THE SSP were facing criticism last night after it emerged that one of their affiliated factions supports terrorist organisations opposed to the Northern Ireland peace process.

The Scottish Republican Socialist Movement, which has been affiliated to the party since 1999, backs left-wing groups that have been associated with violence across Ulster.

SRSM bosses regularly issue "solidarity" statements to the Irish Republican Socialist Party, whose military wing is thought to have murdered more than 100 people during the Troubles, including former Tory MP Airey Neave.

They also claim to be friendly with an IRA splinter group that opposes the "treacherous destruction of arms" and which criticises Sinn Fein leader Gerry Adams for being too moderate.

News of the relationship between the SSP and dissident outfits has led to calls for party leader Colin Fox to expel the SRSM, a faction that has already been kicked out of the SNP.

The row centres on statements on the SRSM's website endorsing groups that are against the Good Friday Agreement. One page describes the Republican Sinn Fein, a group which split from the Provisional movement in 1986, as "friends in Ireland".

But the RSF was last year named by the US State Department as a "foreign terrorist organisation", making it illegal for American citizens to support it and requiring US financial institutions to block its assets.

The hardliners oppose the peace process and refuse to negotiate with the British authorities unless a united Ireland is a precondition for talks. The group is also thought to be the political wing of the Continuity IRA, which Washington said was the "clandestine armed wing" of the RSF.

"[CIRA] has been active as a terror group since 1994 . . . it has carried out terrorist bombings and shootings, primarily in Belfast and the border areas of Northern Ireland." Another worry for Fox will be the SRSM's description of the IRSP as "comrades fighting for an Irish Socialist Republic".

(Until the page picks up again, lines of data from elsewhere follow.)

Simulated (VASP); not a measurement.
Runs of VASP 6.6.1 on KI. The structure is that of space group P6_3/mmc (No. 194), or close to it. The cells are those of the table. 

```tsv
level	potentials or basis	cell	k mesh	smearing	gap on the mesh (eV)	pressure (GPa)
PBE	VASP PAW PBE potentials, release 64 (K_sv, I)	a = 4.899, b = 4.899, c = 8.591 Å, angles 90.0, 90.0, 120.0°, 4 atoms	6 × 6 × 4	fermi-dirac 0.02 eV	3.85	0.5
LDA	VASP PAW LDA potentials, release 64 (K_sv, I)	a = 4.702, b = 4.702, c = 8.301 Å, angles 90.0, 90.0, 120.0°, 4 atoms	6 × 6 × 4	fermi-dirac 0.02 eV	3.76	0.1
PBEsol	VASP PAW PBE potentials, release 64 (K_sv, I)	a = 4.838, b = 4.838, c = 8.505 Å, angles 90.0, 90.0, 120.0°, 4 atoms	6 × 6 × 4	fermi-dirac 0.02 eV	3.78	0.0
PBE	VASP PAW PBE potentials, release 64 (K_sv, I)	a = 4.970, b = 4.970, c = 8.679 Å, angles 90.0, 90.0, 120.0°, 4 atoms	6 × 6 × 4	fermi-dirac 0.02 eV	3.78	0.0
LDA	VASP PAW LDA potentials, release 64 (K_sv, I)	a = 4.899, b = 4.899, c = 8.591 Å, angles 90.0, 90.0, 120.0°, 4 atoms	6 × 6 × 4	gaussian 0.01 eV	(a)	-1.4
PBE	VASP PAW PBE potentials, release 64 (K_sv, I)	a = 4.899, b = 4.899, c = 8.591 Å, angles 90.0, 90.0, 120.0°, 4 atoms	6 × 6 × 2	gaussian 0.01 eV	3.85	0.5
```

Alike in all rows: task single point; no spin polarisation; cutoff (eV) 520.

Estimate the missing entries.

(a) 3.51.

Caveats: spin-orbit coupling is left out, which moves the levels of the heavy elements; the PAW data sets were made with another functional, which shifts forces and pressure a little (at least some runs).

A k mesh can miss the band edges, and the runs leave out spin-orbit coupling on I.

The group's paramilitary wing, the INLA, is currently on ceasefire, but the guerrillas' most recent press release promised anyone using the INLA's name in the drugs trade would be "executed" - a threat posted on the IRSP's website.

The INLA gained notoriety in 1979 when it blew up the Tory Northern Ireland spokesman, Airey Neave, at Westminster. In 1982, it killed 17 people in the no-warning bombing of the Droppin' Well pub at Ballykelly.

One "solidarity statement" from the SRSM to the IRSP praised the latter's late leader Seamus Costello, while another recognised the organisation's "difficult struggle".

The SRSM comments are an embarrassment for the SSP, which has always shunned any link with terrorism. The republican group's extreme nationalism has worried party bosses and angered unionist members of the SSP. Recent moves by the SRSM include calling for an SSP boycott of the recent general election and for the party's stance on independence to be entrenched in its constitution.

An internal SSP discussion site was also shut down recently after it became a forum for bickering. John Patrick, the party's animal rights spokesman and SRSM member, called an SSP member a "British arsehole".

Last year, the SNP made the SRSM a banned organisation, and any Nationalist who fails to give up membership of the group faces being kicked out the party.

But Patrick told the Sunday Herald his organisation was free to speak to people with an interest in breaking up Britain. He said: "Our relationship is based on solidarity in trying to break up the British state. There is no direct political link between us and those organisations." Tory MSP Brian Monteith, whose friends Ian Gow and Edgar Graham were murdered by republican terrorists, said: "A complete, unequivocal disassociation with groups that support the rule of the gun in Ireland should be given by the SSP, along with the severance of any links with socialist factions that support these groups. Nothing less will suffice." An SSP spokesperson declined to support the ejection of the SRSM from the party:

"The SSP has thousands of members who embrace a range of views on Ireland. We're probably unique in Scottish politics in having invited on to our platforms members of organisations, from both sides of the divide in Ireland, which have at one time or another been labelled 'terrorist'."